Max Rose from New York, again, a very tough district for him, will vote yes. We expect most of these Democrats will come around.

To the point, the president is trying -- you heard the president in the beginning. This is good for me politically. The president of the United States is about to be impeached. That will forever be in the top two or three paragraphs about his legacy, as it is for Bill Clinton. This is rare in history.

I get you want to spin it as favorably as you can, but this has to sting a president.

MICHAEL BENDER, WHITE HOUSE REPORTER, WALL STREET JOURNAL: Absolutely, and this is sort of the narrative we know about President Trump is that he's more tactical than strategic. He is concerned about the larger legacy questions, but he spends most of his time reacting in moment to moment and day to day. And moment to moment and day to day is that van drew is a good talking point. This has been a messaging war for Trump from the very beginning, not a legal war for him, right?

I mean, he is -- we're going to have an impeachment vote on Wednesday without having heard from any senior White House officials on the questions at hand and the president hasn't paid any political -- hasn't paid any -- hasn't taken any political hits for this. The numbers have stayed the same generally on impeachment and generally on his approval.

What he's talking about this being good for him politically is the fundraising has shot up from the base. Volunteer efforts for his campaign, from his base, have shot up. And he will keep that House Republican Caucus, which is, frankly, the base, intact through this vote. KING: That helps, the gin up of the Republican base, which is you see

in the polling. It's not just the Trump campaign saying it's happening, you see it in the polling. It's keeping the Republicans discipline.

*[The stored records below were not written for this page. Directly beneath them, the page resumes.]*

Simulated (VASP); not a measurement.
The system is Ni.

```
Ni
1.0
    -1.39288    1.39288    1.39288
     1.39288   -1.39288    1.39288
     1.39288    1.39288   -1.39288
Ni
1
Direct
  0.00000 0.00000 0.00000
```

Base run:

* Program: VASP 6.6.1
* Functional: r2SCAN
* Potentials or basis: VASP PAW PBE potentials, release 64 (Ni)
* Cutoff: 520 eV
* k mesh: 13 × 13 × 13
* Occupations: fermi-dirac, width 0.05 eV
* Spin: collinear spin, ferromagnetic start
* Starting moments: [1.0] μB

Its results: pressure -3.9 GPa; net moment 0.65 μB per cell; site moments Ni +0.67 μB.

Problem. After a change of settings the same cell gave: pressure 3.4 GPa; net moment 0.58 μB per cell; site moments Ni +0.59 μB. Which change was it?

So, the House will vote to impeach and it will move on to the Senate. If you listen to the president's tweets from just several days ago, or the president's most Trumpy supporters in the House, they say call in the whistle-blower, they say call in Hunter Biden. But a key Trump ally in the Senate, who not long ago was semi-open to this, Lindsay Graham, says no.

(BEGIN VIDEO CLIP)

SEN. LINDSEY GRAHAM (R-SC): This thing will come to the Senate and it will die quickly and I will do everything I can to make it die quickly. I don't want to call anybody, I don't need to hear from Hunter Biden, I don't need to hear from Joe Biden. We can deal with that outside of impeachment. I don't want to talk to Pompeo, I don't want to talk to Pence. I want to hear the House make their case based on the record they established in the House and I want to vote.

(END VIDEO CLIP)

KING: It's a simple translation to this. Republicans believe maybe they'll lose one or two senators. But there's no way the president is going to be convicted. Why take the chance of bringing in witnesses, turning it into a circus, and maybe convincing if you look at the senators you have to watch on the Republican side, maybe convincing Martha McSally who is up for re-election next year, Cory Gardner who's up for reelection next year, and Susan Collins who is up for re- election next year, or some of these other senators, Mitt Romney, not loyal to the president, Lamar Alexander retiring, you klnow what, you turn this into a circus, you might lose my vote?

RAJU: Yes, and the vote not necessarily on a acquittal, because I don't think we're expecting any of them to vote to convict the president. What the concern would be in calling forward the witnesses is the senators have to vote to bring forward these witnesses.

[08:10:02]

And some of those could be difficult votes for some of the members if they have to decide whether or not to Senate into a circus, bringing people like the whistle-blower and the like and side with the president or side with trying to keep the process moving forward. They would rather avoid those votes, which is have Lindsey Graham and Mitch McConnell want this to --

KING: And there's the fact question, to Michael's point. The president has not -- he was invited to present a defense, and he declined to do so. You can read into that whatever you want at home. If he wanted to say this was perfect, he could have let them testify.

If you go to the Senate and the Republicans say, we want Hunter Biden, the Democrats say, great, give us Mick Mulvaney, we want the whistleblower, fine, give us Mike Pence. The president -- the president may say he wants witnesses. The president really doesn't want witnesses, does he?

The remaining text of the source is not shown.